Using linearity of means,
\[\begin{align} \mathbb{E}\{\hat{\beta}_1\} &= \sum_i w_i \mathbb{E}\{Y_i\} \notag \\ &= \beta_0 \sum_i w_i + \beta_1 \sum_i w_i x_i + \sum_i w_i \mathbb{E}\{\varepsilon_i\} \notag \\ &= 0 + \beta_1 + 0 \notag \\ &= \beta_1. \tag{7.22} \end{align}\]
So the MLE is unbiased for the slope. Using linearity of variances of independent \(\varepsilon_i\),
\[\begin{equation} \mathbb{V}\mathrm{ar}\{\hat{\beta}_1\} = \sum_{i=1}^n w_i^2 \mathbb{V}\mathrm{ar}\{Y_i\} = \sigma^2 \sum_{i=1}^n w_i^2 = \frac{\sigma^2}{(n-1) s_x^2}. \tag{7.23} \end{equation}\]
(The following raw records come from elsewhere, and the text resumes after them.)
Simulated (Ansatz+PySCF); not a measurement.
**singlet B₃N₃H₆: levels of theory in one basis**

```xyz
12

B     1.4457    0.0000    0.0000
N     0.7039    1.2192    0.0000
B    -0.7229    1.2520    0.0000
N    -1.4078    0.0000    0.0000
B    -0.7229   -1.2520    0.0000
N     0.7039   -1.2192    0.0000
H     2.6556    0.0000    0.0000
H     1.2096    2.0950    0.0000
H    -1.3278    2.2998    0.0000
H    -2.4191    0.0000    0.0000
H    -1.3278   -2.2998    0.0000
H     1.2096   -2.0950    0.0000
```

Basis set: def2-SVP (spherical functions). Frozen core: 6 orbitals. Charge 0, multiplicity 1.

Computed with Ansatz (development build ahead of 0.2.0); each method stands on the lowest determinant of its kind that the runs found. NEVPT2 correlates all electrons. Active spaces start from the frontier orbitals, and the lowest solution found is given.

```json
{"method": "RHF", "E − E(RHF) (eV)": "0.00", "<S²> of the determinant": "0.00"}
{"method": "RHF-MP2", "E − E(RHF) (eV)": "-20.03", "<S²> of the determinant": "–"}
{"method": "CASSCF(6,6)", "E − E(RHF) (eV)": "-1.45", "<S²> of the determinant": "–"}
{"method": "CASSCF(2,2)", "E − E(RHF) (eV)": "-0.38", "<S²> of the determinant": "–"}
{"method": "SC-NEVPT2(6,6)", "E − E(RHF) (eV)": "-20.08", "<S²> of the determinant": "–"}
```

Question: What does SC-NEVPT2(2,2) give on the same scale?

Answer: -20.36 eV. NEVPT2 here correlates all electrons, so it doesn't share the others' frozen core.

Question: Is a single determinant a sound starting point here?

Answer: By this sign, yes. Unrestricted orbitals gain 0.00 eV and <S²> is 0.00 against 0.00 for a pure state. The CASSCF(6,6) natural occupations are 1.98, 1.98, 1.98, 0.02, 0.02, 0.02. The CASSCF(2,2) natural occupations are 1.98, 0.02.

Putting Eqs. (7.22) and (7.23) together with the usual sum of independent Gaussians trick gives
\[ \hat{\beta}_1 \sim \mathcal{N}(\beta_1, \sigma_{b1}^2) \quad \mbox{ where } \quad \sigma_{b1}^2 = \frac{\sigma^2}{(n-1) s_x^2}. \]
Notice what affects uncertainty in estimated slope.
Overall variability in the sample, \(\sigma^2\). Noisier data makes it harder to learn \(\beta_1\).
Training data size, \(n\). This quantity is in the denominator. So bigger \(n\) means lower variance, more learning. As \(n \rightarrow \infty\) we have \(\sigma_{b1}^2 \rightarrow 0\).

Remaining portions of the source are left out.